Jiaqi Gao [email protected] Yifan Ge [email protected]
We notice our daily emails usually contain information about events and tasks, which is hard to organize. Life would be much easier if the event and task information can be extracted automatically from the emails we receive and added to our favorite calendar apps. The goals of our project are:
-
Classify the emails into different categories Here we set three categories for the emails: EVENT, TODO, and OTHER. An EVENT email contains explicit date, time and location information (e.g. seminar announcements). A TODO email contains events with less information, or more personal. Something like a homework deadline notice can be classified into this category. For all the rest emails contain no such information, we put them into the OTHER category. This is the baseline of our project.
-
Extract event and task information from the emails Since we have put the emails into different categories, we also want to get the information we most interested in from the emails. For the EVENT emails, we want to get the time, the date, the locations, and the title of the events out of the emails. For the TODO emails, we want to know WHAT we need to do, and WHO is the person that gives us the tasks. We also want to organize the information well to make them easy to read.
-
Context-aware information We also want smarter information extracted. If we get an announcement about a tomorrow's meeting, we'd like our system get the current date from the email header and add 1 to get the actual date of the meeting. We also like to extract the names from the mail to imply who is inviting me to his party and the other participants.
We first consider using a similar approach used in homework 3. Tokenize the emails and compute the similarity between the test email and the centroid of the emails have been classified. But this turns out to be inaccurate because information about date, time and location are most important in the classification, while they cannot simply match each other if we just tokenize the corpus word by word.

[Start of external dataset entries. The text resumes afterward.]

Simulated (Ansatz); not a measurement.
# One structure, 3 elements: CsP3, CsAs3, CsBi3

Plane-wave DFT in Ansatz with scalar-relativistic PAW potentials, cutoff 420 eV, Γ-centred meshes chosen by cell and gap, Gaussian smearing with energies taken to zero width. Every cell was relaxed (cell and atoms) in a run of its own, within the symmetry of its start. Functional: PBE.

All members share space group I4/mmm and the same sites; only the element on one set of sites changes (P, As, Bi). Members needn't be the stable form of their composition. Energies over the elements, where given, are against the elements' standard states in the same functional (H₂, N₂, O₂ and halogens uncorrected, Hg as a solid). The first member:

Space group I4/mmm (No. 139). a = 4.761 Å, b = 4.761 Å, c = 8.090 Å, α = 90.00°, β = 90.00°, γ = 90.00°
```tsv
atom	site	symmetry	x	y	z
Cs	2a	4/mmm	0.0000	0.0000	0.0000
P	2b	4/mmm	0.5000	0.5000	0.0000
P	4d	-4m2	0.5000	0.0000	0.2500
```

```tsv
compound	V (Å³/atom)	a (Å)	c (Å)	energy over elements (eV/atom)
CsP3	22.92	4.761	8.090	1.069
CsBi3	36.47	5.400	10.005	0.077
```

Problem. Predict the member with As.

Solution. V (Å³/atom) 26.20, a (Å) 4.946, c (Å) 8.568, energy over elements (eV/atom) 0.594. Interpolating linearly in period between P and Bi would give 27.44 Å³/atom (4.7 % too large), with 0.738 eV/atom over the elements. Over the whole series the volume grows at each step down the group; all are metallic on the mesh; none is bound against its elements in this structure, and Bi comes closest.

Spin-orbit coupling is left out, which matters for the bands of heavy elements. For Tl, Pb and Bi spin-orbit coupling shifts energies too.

So we use Named Entity Recognition to tag the tokens, and add the tags instead of the original words into the vectors.
After we can get the class of the email, we can extract the needed information from the text. Instead of using approaches like [Hidden Markov Model][1], I use [pattern matching][2] to identify the information.
As time limits, we did the first the second goals we set and our system is able to extract the event and task information (more or less).
The project is written in Python 2.7. We use the Stanford Named Entity Recognizer to tag the text. The learning set is selected from the Enron Email Dataset.
We use manualclass.py
to classify and tag the emails manually, the results are passed to Stanford NER to generate our custom classifier. The classifier models generated are model/event.ser.gz
and model/todo.ser.gz
.
As Stanford NER is written in Java, we use its Python interface. tagger.py
is a simple wrapper of it, using it we can start a NER server and tag the text we pass in.
A Python implementation of Porter stemmer is used in porter2.py
.
tokenizer.py
tokenize the text and compute the frequency vectors for each email. folderfreq.py
computes the normalized frequency vectors for each category. extractor.py
extracts the event and task information from the emails using pattern matching.
As we do not have enough time to create a sufficiently large learning set, the results shown by our system are not quite satisfying.
[1]: Almgren, Magnus, and Jenny Berglund. "Information extraction of Seminar information." CS224N: Final Project (2000): 1-12. [2]: Black, Julie A., and Nisheeth Ranjan. "Automated event extraction from email." Final Report of CS224N/Ling237 Course in Stanford: http://nlp. stanford. edu/courses/cs224n/2004/, Spring (2004).